Error Quantizing a Tensorflow model (Module vs Function changes?)


#1

Hi,

I am trying to quantize a tensorflow model using a previously working code. However, after pulling the newest changes I am getting the following error:

  File "/home/tvm/tvm-framework/vru/vru_one_look.py", line 386, in tvm
    qgraph = relay.quantize.quantize(mod, params)
  File "/home/tvm/tvm/python/tvm/relay/quantize/quantize.py", line 340, in quantize
    graph = _bind_params(graph, params)
  File "/home/tvm/tvm/python/tvm/relay/quantize/quantize.py", line 299, in _bind_params
    for arg in func.params:
  File "tvm/_ffi/_cython/./node.pxi", line 81, in tvm._ffi._cy3.core.NodeBase.__getattr__
AttributeError: '<class 'tvm.relay.module.Module'>' object has no attribute 'params'

Is this somehow related to some changes on the module vs function?. I saw that the tensorflow tutorial was changed from

graph, lib, params = relay.build(mod[mod.entry_func],, target=target, params=params)

to

graph, lib, params = relay.build(mod, target=target, params=params)

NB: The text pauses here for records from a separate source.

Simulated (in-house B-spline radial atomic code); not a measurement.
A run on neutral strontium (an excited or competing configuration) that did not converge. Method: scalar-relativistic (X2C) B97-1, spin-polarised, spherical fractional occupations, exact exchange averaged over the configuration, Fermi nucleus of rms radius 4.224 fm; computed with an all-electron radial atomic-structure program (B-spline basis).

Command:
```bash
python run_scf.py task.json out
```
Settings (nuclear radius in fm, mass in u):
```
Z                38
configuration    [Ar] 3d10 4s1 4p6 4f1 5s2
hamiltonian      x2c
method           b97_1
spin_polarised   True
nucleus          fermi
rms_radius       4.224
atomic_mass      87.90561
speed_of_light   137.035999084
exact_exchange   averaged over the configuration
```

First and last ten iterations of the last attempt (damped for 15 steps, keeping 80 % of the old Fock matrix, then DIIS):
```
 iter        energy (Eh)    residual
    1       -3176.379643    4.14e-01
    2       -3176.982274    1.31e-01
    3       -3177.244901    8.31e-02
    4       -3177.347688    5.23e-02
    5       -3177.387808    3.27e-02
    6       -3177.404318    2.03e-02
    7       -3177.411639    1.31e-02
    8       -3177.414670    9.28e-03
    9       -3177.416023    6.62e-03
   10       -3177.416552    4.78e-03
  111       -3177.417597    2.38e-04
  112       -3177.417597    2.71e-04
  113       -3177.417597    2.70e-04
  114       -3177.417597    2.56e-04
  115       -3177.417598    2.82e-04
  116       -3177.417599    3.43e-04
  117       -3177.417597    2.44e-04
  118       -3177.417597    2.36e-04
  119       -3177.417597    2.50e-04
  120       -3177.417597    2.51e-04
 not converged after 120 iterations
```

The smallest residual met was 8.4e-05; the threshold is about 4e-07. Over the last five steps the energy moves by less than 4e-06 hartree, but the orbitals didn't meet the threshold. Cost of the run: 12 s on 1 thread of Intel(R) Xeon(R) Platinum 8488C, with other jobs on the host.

I wonder if this is related.

@vinx13 any ideas?

Thanks


#2

+1
I am also experiencing this issue with the ONNX and MXNET relay frontends.

Thanks,
Ben


#3

Yes there are some recent changes on api:

mod['main'] = relay.quantize.quantize(mod['main'], params)
graph, lib, params = relay.build(mod, target=target)

#4

We should also change the quantization api to be consistent with the rest(take mod as input)


#6

It would be also nice if someone can add a quantization tutorial, since I believe a bit more documentation in this area is required


#7

@vinx13 Hi, I followed the way you suggest on mxnet frontend, but get a long error message:
(BTW, I successfully run tvm-cuda-int8-benchmark, and found that from_mxnet outputs <class 'tvm.relay.expr.Function'> in the example, while outputs <class 'tvm.relay.module.Module'> in my usecase for building gluon model, which is weird for not being consistent with tvm/python/relay/frontend/mxnet.py from_mxnet func’s comment)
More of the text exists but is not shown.